I write some poetry from time to time,
And gravitate to forms, I must confess.
I crave some meter and a bit of rhyme.
Free verse can be illusory progress.
The sonnet with its prescribed fourteen lines
Presents a special challenge to be met,
A game that Frost, my hero, thus defines:
No point in playing tennis with no net.
Ah, freedom! It’s a lofty modern goal.
And rules? Meant to be broken, don’t you see?
Let’s shed the last vestiges of stiff control
And revel in a life and art that’s free!
But rules are guides, not just constraints or chains.
Throw all out, and mere anarchy remains.
For those of you not familiar with what it’s like to try to write a sonnet (and I’d guess most of you aren’t), please take my word for it when I say that it is really a very demanding form of poetry.
But fun, like a game with rules. If you like to solve double-crostics or crossword puzzles you might have a taste of what I’m talking about.
The form I follow in the above sonnet is the basic Shakespearean or Elizabethan one. Fourteen lines of iambic pentameter (five pairs of stressed/unstressed syllables per line), rhyme scheme abab cdcd efef gg. The convention of this type of sonnet also involves setting up a theme in the first eight lines, moving in a slightly different direction for the next six, including sort of summing-up or even reversal in the final couplet.
That’s a lot of rules, to be sure. That’s why Frost’s likening the writing of formal poetry to a sport such as tennis is apropos: the point is to do it well despite the constraints, and to make of it something beautiful and free. Having no rules would spoil the game.
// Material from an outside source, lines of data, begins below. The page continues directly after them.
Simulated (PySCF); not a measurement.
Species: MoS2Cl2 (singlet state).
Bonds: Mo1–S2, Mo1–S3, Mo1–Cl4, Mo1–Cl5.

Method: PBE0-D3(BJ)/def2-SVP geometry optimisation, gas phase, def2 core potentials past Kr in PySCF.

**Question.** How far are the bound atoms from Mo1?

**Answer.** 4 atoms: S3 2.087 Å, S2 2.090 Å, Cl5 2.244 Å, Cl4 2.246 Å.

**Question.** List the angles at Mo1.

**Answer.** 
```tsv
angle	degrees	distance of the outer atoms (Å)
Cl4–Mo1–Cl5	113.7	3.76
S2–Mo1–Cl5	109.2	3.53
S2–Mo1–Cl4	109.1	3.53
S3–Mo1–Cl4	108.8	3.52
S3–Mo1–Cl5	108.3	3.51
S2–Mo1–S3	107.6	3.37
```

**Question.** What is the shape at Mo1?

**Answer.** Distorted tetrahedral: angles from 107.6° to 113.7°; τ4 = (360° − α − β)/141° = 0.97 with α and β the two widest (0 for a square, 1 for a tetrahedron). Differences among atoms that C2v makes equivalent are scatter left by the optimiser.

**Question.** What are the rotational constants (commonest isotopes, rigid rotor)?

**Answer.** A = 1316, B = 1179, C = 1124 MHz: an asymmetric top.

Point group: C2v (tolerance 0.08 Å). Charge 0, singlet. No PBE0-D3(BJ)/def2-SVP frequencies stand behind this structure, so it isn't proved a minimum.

My sonnet here is not one of the greatest examples of the art, to be sure. I wrote it in about fifteen minutes, if that’s any excuse.
Some of the finest examples are to be found in Shakespeare, as one might expect from someone who gave his name to a popular subset of the form. More recent (although not all that recent) famous sonnet-crafters have been Elizabeth Barrett Browning, Edna St. Vincent Millay and Gerard Manley Hopkins (what’s up with all these lengthy poet names, anyway?).
The sonnet is experiencing a small modern revival after a period of being way out of fashion. The New Formalists (the neocons of the poetry world?) have led the movement.
Some of my favorite sonnets are the subtle ones in which you barely notice the form is being used, and yet all the rules have been followed. Here’s an example from Archibald Macleish (first published in 1928):
THE END OF THE WORLD
Quite unexpectedly, as Vasserot
The armless ambidextrian was lighting
A match between his great and second toe,
And Ralph the lion was engaged in biting
The neck of Madame Sossman while the drum
Pointed, and Teeny was about to cough
In waltz-time swinging Jocko by the thumb
Quite unexpectedly the top blew off:
And there, there overhead, there, there hung over
Those thousands of white faces, those dazed eyes,
There in the starless dark, the poise, the hover,
There with vast wings across the cancelled skies,
There in the sudden blackness the black pall
Of nothing, nothing, nothing—nothing at all.